Early Childhood Programs Blog

Biomimicry: The Fire Challenge

November 27, 2017 - Earth Friends, Preschool


Today it was really cold and breezy.  It might have reached 45 degrees but with the wind it felt much colder!  We all had cold hands, faces and even feet.  So what a perfect day to build campfires.  The challenge for the day was to build one match campfires.  A one match campfire is where you build a fire, light it and keep it lit with only one match.  Why is this skill important?  I asked all the kids this question and they had great responses, including, what if you only have one match left to start your fire?  If you can’t start it, what happens next, you’re out of matches.  They also said it is helpful to use as few matches as possible to start a fire to conserve your resources.  Also, if you can start a fire with only one match it means you know the fundamentals of building fires.  Before heading down to the barn for our fires we stopped at the woodpile to stock up on some wood just in case.  While collecting wood out of the wood pile the kids found a lot of snake skins!  There were at least 8-10 different sheds in the wood pile, most likely from garter snakes or maybe juvenile black rat snakes.  Really cool find!

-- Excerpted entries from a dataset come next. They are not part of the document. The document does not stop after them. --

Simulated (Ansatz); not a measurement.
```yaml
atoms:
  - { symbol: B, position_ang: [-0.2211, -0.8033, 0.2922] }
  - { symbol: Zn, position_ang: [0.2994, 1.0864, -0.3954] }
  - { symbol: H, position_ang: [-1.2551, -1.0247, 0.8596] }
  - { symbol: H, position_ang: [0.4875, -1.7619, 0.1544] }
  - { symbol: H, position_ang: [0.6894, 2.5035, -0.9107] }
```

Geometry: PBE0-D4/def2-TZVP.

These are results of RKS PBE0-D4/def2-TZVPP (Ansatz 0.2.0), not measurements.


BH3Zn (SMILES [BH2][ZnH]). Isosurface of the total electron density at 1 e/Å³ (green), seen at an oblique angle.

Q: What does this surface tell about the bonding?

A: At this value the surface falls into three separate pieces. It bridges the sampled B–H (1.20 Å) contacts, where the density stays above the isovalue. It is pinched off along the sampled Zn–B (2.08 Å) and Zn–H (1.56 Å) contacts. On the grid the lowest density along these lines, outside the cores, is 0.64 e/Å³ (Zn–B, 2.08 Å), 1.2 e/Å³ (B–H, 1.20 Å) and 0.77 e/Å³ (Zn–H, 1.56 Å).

On our way down to the barn where we would build our own fires, we collected our own kindling and other materials to start our fires.  It was our own personal responsibilities to collect our own materials and not until we had started our fires were we allowed to trade materials.  It is important to know what materials to collect and doing it yourself helps you understand just how much you need, what materials work best, and gives you experience collecting fire building materials.  I had a few materials I was giving everyone to use and everyone got the same amount of materials.  Two large pieces of newspaper, a match (which I helped them strike if they needed help), cotton balls and milkweed fluff.  Everything else they had to get themselves.  Everyone had a variety of different sized sticks and almost everyone agreed that the dry grass was going to be the best fire starter along with the newspaper.  Now it was time to get to work on construction after revisiting our fire safety rules.  We all spread out around the campfire ring and started building mini campfires, keeping in mind that the fire starter material and kindling made up most of the fire.  You need to start small with one match fires so your fire doesn’t get snuffed out by large, bulky materials like huge sticks and cut logs.  We spent at least 30 minutes collecting the remaining materials for our fires and building different styles of fires.  Some people built a simple fire with the fire starter on the bottom with kindling laying on the top, some build a teepees and log cabins, while others built lean-toes and wind blocking structures.   The challenge was to keep the fire lit for at least 20 minutes (we debated on the time being between 10 and 20 minutes and agreed on 20).  Now it was time for the match!

First I want to say how impressed I was with everyone’s fires!  A couple people were able to start their fire with only one match and keep it going for the 20 minutes!!  Some fires that started with only one match lasted over 1.5 hours!  That is a great personal challenge to fulfill and even if your fire took more than one match I was so impressed that everyone got a fire lit and kept it lit for at least 10 of the 20 minutes.  Some of the fires that started first and lit quickly were tended more by classmates and eventually we had at least 3 larger fires going that were big enough to warm up by.  I was also really excited to learn that this was some peoples’ first time ever building their own fire, what an accomplishment!  The structures of the fires changed over the course of the afternoon and everyone discovered techniques that worked better than others and materials that burnt better than others.  We all decided that small sticks were key to a small fire and the dry grass was really helpful in relighting our fires (so was the newspaper) and we even used the dried grass and newspaper as a way to transfer fire safely from one fire to another to save matches.  Great job everyone and keep practicing those fire building skills.  We ended the day with warms hands next to cozy fires.